Don’t mess with AngryNeeson52
However, the Kellogg students quickly identified this year’s worst ad: Square State’s “Dream with Jeff” ad featuring Jeff Bridges chanting “om” throughout the 30-second spot.
Square Space – Dreaming with Jeff
“For the first five seconds, I’m kind of interested,” Rucker concedes. “But you need to have a payoff for the consumer. And the payoff of ‘Go see Square Space’ – that’s not a payoff. It’s not motivating. I’m not interested.”
From the ADPLAN framework perspective, the linkage was weak. “The positioning was unclear,” Rucker observes. “What are you trying to convey? – Why are you doing this? What’s good about the product? This is one where the grand concept, starting with Jeff Bridges, got my early attention. But you don’t have the follow through on any of the other strategic elements.”
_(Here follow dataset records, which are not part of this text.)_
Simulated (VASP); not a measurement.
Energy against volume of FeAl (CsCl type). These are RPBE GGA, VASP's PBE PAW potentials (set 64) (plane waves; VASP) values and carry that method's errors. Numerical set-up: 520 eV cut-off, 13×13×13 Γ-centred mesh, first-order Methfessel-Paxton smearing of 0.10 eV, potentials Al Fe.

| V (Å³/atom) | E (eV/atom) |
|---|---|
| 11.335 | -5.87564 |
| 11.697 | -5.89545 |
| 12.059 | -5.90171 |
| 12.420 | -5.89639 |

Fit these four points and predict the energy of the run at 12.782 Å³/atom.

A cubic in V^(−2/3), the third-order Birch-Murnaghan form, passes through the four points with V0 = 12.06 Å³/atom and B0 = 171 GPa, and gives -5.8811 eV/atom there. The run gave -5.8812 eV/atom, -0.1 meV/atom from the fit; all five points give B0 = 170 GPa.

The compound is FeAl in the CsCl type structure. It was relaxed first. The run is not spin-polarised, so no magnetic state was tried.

ADVERTISERS TARGET EMOTIONS WHILE PLAYING IT SAFE
In recent years, the emergence of social media has changed the advertising landscape, with advertisers building large scale online campaigns to produce consumer activity both before and after the game. This year, the ads went away from what Rucker calls the “typical clever, cute, funny, and even a little controversial” spots, relying instead of serious themes and stories.
“I cannot remember a Super Bowl in so many years where brands try to play the emotional routes,” Rucker declares. And that may be a case of brands chasing what’s effective. “Brands are smart,” Rucker points out. “If you look back a few years, the emotional ads were the ones that stood out.” As a result, brands are copycatting each other. However, Rucker wonders how long this trend will last. “Next year, the emotional approach will make it hard to stand out since everyone is doing that.”
However, students foresee a danger in this trend. Rahmaninejad was thrilled that advertisers were speaking more to social responsibility. However, she started to feel that the sentiments were becoming commercialized despite their intentions. “As soon as everyone jumps on the bandwagon,” Rahmaninejad sighs, “it starts to feel inauthentic.” And she wasn’t alone, as Wei-Leun Hwang wondered about Coca-Cola’s commitment to stopping bullying. “Is Coke doing anything or just exploiting it?”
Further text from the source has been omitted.